Hon. Victor Afam Ogene, Former Deputy Chairman, Media and Public Affairs, House of Representatives, 7th National Assembly, Abuja, wondered how what ought to be a measured reaction to an issue of public interest turned out to be a platform for scapegoating.
In contending that the governors were “misguided by the biased position of a former Speaker”, the House obviously chose to demean the fact that no fewer than 12 of the governors had left indelible imprints as former legislators as well as many others who served as Speakers of the federal and state parliaments.
All the NGF had requested was that the Bill be stepped down for wider consultations, a position already widely canvassed by the media, civil society and concerned Nigerians.
In fact, the Bill which in an audacious manner seeks to abridge the rights of Nigerians has generated so much furore that former Senator Dino Melaye besides describing it as “satanic” went ahead to initiate court processes to halt its further consideration.
It is rather unfortunate that instead of heeding these voices of restraints and reasoning, Speaker Gbajabiamila through the House Spokesman, Hon. Ben Kalu (APC, Abia), decided to engage in a roforofo fight with an imaginary enemy.
In choosing to blame Governor Aminu Tambuwal of Sokoto state, and vice chairman of the NGF for whatever his political woes were, Speaker Gbajabiamila perhaps unwittingly lent credence to the widely held view among parliamentarians that he hardly rises above self.
Nigerians would recall that the opposition against Gbajabiamila’s quest for Speakership centred around the issue of being not just fit but also proper for the position, hence the coinage, “fit and proper.”

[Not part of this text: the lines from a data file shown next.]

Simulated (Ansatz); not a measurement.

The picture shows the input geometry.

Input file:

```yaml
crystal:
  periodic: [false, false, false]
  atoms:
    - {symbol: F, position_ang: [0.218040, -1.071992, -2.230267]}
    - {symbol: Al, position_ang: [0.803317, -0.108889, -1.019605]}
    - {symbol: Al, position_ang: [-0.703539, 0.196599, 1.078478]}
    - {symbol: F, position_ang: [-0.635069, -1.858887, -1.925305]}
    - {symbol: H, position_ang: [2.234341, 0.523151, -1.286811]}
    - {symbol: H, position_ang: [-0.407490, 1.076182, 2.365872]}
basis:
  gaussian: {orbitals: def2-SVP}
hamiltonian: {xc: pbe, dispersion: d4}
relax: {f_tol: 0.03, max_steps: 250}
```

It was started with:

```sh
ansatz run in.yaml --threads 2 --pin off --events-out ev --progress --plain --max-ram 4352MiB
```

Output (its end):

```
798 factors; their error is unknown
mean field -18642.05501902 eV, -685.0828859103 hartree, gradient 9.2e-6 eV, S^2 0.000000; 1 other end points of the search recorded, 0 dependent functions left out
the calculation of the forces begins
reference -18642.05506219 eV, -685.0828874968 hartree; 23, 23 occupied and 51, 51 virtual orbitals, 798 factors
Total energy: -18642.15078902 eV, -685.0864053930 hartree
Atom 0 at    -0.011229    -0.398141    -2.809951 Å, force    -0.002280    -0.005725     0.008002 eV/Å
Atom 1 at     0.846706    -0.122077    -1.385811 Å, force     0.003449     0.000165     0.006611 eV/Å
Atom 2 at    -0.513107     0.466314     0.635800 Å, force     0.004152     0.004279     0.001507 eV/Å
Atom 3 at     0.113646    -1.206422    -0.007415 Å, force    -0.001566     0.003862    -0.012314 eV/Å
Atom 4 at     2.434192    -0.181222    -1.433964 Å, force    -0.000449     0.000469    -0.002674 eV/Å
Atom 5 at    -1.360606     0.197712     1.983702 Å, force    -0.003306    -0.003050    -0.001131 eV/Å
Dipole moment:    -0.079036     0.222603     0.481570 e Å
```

Thus, while many may readily agree that the Speaker, given his long presence in the nation’s legislature, may be fit for the job, the reality remains that he is yet to prove that he is proper for the Speakership role thrust upon him.
Indeed, anyone who is integrity-challenged ought not engage in a needless public spar.
As a stakeholder in the National Assembly, particularly the House of Representatives, it is my feeling that the 9th House still has enough time to devote itself to pro-people legislations, as against dwelling upon elections far gone by.